POLITICS

Slight decline in ANC majority a warning against complacency - COSATU

Federation says big majority of working class and poor have remained loyal to their traditional party

COSATU congratulates ANC on its election victory

The Congress of South African Trade Unions congratulates its ally, the African National Congress, on its fifth election victory since our democratic breakthrough in 1994.

With 62.2 % of the votes nationally (after 98.5% of the results declared) and convincing victories in eight of the nine provinces, the ANC has proved again that it is still the party in which the majority of South Africans, especially the working class and the poor, put their trust.

The election has also confirmed the absence of any credible opposition party which offers an alternative which could appeal to workers. The Democratic Alliance in particular has once again revealed itself as the party of the rich and privileged, with policies solely designed to benefit big business and increase their profits.

The federation thanks all its members who helped to achieve his victory by their tireless campaigning work in the workplaces and communities. COSATU union members played a key role in achieving the high 77.3% turn-out and winning this victory for the ANC. We can repeat what we said after the 2009 ANC victory: "Our liberation movement and the National Democratic Revolution have been defended!"

We also congratulate all those union leaders who will now be taking their seats in parliament and provincial legislatures as ANC members. (The final list of MPs and MEPs is still awaited). We wish them every success in flying the workers' red flag in the chambers of power and defending and advancing workers' interests.

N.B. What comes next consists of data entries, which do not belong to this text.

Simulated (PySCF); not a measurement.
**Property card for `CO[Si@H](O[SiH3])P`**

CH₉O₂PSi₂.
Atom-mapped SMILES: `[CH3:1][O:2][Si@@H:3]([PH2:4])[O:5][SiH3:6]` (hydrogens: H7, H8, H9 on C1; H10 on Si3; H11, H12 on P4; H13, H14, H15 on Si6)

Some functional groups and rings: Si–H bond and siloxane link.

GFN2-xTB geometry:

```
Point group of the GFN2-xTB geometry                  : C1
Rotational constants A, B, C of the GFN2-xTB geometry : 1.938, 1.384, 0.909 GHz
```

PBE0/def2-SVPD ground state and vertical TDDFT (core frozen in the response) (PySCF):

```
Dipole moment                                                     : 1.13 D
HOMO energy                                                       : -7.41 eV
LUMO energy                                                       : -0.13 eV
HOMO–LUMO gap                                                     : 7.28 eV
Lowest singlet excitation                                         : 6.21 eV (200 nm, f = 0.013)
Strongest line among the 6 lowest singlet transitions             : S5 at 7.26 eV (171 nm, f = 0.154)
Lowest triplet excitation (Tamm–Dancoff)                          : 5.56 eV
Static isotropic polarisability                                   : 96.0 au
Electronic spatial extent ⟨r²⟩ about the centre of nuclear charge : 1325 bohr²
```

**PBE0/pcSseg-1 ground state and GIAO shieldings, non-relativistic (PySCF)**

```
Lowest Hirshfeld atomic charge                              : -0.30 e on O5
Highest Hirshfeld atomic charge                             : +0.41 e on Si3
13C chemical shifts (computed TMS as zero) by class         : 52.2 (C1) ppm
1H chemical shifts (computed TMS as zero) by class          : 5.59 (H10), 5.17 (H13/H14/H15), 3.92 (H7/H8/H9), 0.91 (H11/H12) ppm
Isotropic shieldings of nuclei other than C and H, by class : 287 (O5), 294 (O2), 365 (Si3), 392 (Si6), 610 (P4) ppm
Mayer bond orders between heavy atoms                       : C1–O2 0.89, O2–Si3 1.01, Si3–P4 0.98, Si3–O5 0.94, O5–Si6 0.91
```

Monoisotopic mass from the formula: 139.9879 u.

Challenges for new government

The new government now faces major challenges. The 2.7% drop in the ANC's percentage vote, down to 62.2% from 65.9% in 2009 is small, but significant - a warning against any complacency, and a caution that voters cannot be taken for granted.

The big majority of the working class and the poor have remained loyal to their traditional party, but, like COSATU itself, they have not given it a blank cheque. They will be looking for evidence that there is now going to be a real and substantial improvement in their lives, and that the crisis of unemployment, poverty and unemployment is going to be resolved.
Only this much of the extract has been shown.